I can’t believe you’re that naive. “Challenging laws” boils down to a hostile legislature grandstanding by bleating and throwing one law after another that a President can’t abide anyway under his remit, including all of those “the President MUST withdraw forces from Iraq and Afghanistan in 30 days” things that are logistically impossible, as well as that “All people under 16 will have their health insurance paid for under SCHIP, even if it was niether debated in legislature, nor the wealth of the family of that dependant child.”
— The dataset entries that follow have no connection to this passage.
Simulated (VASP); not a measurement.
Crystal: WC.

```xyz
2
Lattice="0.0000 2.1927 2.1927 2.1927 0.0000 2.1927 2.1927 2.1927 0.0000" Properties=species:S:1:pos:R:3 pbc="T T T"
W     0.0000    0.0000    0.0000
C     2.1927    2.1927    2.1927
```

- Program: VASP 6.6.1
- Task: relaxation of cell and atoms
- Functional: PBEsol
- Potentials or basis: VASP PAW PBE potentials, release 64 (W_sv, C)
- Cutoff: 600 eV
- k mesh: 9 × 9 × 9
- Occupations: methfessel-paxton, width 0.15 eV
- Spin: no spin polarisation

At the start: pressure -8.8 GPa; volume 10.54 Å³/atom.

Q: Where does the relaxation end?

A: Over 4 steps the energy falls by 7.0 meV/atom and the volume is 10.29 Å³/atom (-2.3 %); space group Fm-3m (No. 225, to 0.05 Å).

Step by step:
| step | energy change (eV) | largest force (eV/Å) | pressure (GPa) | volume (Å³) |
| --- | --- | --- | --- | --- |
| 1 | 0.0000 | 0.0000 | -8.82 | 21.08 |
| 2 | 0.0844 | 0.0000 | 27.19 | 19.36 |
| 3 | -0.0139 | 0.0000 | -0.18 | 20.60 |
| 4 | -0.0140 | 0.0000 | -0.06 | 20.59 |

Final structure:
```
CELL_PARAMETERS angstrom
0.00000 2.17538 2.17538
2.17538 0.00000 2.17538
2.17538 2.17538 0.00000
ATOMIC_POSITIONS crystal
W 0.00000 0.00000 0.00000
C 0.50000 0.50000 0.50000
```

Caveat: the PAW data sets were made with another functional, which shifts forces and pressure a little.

It’s horseshit. A set-up. And you buy it because it props up your world-view, and gives you a reason to feel good about sticking pins into your own little hate puppet.

16 01 2008
Angela

Boys, boys, let’s not argue. There are lots of things that a reasonably intelligent person could conclude from this data. Like, maybe in the past three decades, challenging laws has come into fashion. Or maybe Gerald Ford, Lyndon Johnson and Jimmy Carter challenged no laws at all. Or maybe for, like, five minutes, the 108th Congress stopped the cuddle and snugglefest and actually became hostile, hurling pointless, unenforcible legislation at our long-suffering commander-in-chief with the sole purpose of creating this here bar graph and making him look bad.

Here’s the facts, guys: Chris, you don’t need a graph to tell you what we already know, way back in our instinctive and reptilian brains. The onus is on the administration to prove to us why the legislation necessitates challenging. We are not obligated to ask why; they’re supposed to tell us. The fact that they haven’t (and by “they,” I mean the president, his cabinet, the state department and the department of justice) indicates a decidedly guarded policy that should, frankly, put Americans on edge.

And Joe, it doesn’t matter if you agree with the administration’s legislative challenges or not, or if you feel that congress was full of meanies that year who made it impossible not to challenge. And it doesn’t matter if you agree with the excused (homeland security) that the president has used to explain his tactics (no-warrant wiretapping). And maybe you even think that bad stuff that libruls despise (waterboarding) are actually good things. I’m still asking you to consider for yourself if George W. Bush’s motivation for setting this war (and the illegalities leading to it) into motion was based in the purest, most patriotic altruism.

It wasn’t. You know it wasn’t. And even if you think it’s great, you still know that nobody in the administration did it to keep you safe; they did it to establish a stronger presence in an oil-rich region, to qualify their Christian-based xenophobia of Arabs and Arab-Americans and to generally make lots and lots of money through no-bid contracts. And can you honestly tell me that you’re comfortable with that?